So a unitary matrix satisfies finds
U dagger equals U inverse.
A Hermitian matrix satisfies H is equal to H dagger.

And sigma x, sigma y, sigma z are both unitary and Hermitian.

So if we take minus i, i and 1 minus 1,
so if we take the transpose of this
and take its complex conjugate, we get the same thing here.
We get the same thing here.
And we get the same thing here.
And that's what it means for this to be Hermitian.
So this is a dagger and not a plus.
It's a dagger and not a transpose the way
it looked like.
I'm sorry I meant to write dagger.
But I didn't draw the--
I didn't draw this upper thing quite as well as I should.
OK, so the fact we need, both unitary and Hermitian matrices
of dimension d have d eigenvectors.

Dimension d have d eigenvectors.

And these are, well, they're all orthogonal.
And you can-- and since eigenvectors aren't--
the length of eigenvectors is not specified,
you can assume that there are all units.
So you can assume that they're all orthonormal.

So H is equal--

and Hermitian M is equal to summation i equals 1
through d lambda i b sub i.
And a unitary is i equals 1 through d e to the i theta
b sub i, b sub i, where in both the cases,
the b sub i's form a basis.
And lambda i is of course the eigenvalues.
And e to the i theta are again the eigenvalues.
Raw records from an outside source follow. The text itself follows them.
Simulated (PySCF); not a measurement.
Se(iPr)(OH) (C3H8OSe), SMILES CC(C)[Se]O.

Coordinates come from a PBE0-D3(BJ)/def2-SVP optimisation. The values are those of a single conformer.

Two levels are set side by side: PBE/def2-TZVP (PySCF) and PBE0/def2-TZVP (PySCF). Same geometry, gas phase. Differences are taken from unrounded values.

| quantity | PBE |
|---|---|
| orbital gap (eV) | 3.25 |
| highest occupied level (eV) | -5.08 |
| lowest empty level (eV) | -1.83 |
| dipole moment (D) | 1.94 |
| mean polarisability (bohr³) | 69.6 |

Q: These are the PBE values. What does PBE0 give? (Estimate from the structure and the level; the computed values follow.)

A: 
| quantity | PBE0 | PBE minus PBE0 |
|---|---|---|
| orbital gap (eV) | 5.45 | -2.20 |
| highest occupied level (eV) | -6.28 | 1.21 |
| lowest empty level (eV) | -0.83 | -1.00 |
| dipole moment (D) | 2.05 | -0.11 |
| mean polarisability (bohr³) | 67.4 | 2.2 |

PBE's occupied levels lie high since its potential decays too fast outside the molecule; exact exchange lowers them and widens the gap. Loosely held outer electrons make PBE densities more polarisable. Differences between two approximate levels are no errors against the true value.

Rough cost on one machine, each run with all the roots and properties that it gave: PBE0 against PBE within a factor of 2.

So this-- well, I will prove it.

Am I speaking loud enough for the back of the class to hear?
Oh, good.

So I will prove it in a little while.
Suppose proof, well, I will use the fact that there always
exist one eigenvector--

exists one eigenvector.

And over here, we need to use the fact
that we're using matrices over the complex numbers
because this isn't necessarily true for matrices
if you don't allow complex numbers.

And so that means M v equals lambda i v. So or U v equals
e to the i theta v.
So the eigenvalue for unitary matrices
has to be e to the i theta because, remember,
unitary matrices take norm one vectors to norm one vectors.
So if you have an eigenvalue, this has to be unit length.
So it has to be e to the i theta.
For Hermitian matrices, it has to be real, lambda i.

Let's call that lambda.
Lambda is real since v M v, complex conjugate,
is equal to v M adjoint v because what
we do is flip this around and take the adjoint of the middle.
And that's just equal to v M v. And this was lambda.

So now, what we do is change the basis.

I guess M prime equals U M U dagger So this
is how you change bases.
So first, you know, basis vector is v. Now,
if v is an eigenvector, we know that M times 1, 0, 0
is equal to lambda 1, 0, 0, 0, 0.
And what that means is that this entry is lambda,
and all these other entries are 0.
But M is Hermitian, so that means that all of these entries
also have to be 0.

OK?
And now, we have a smaller matrix,
which is this, which also has to be Hermitian.
And we can use induction and show
that we can find a unitary transformation, which
changes the bases so that M is diagonal with real elements.
So the exact same proof applies to unitary,
except that U equals e to the i theta 0, 0, 0, 0, 0.
And we know that the columns have length 1.
And the row vectors have length 1.
So that means all of these other things
have to be 0 because row vectors in unitary U are norm 1.
And again, we can apply induction and get that U is--

that we can diagonalize U so that it has e to the i
thetas along the diagonal.
Yeah?
Does theta have to be the same for every eigenvector.
No.
OK.
Theta is going to be different.
So this is going to be e to the i theta 1, e to the i theta 2,
and e to the i theta n.
And again, this lambda doesn't have to be the same.
It can be lambda 1, lambda 2, through lambda n.

And it's clear this is a unitary matrix.
And it's clear that this is a Hermitian matrix.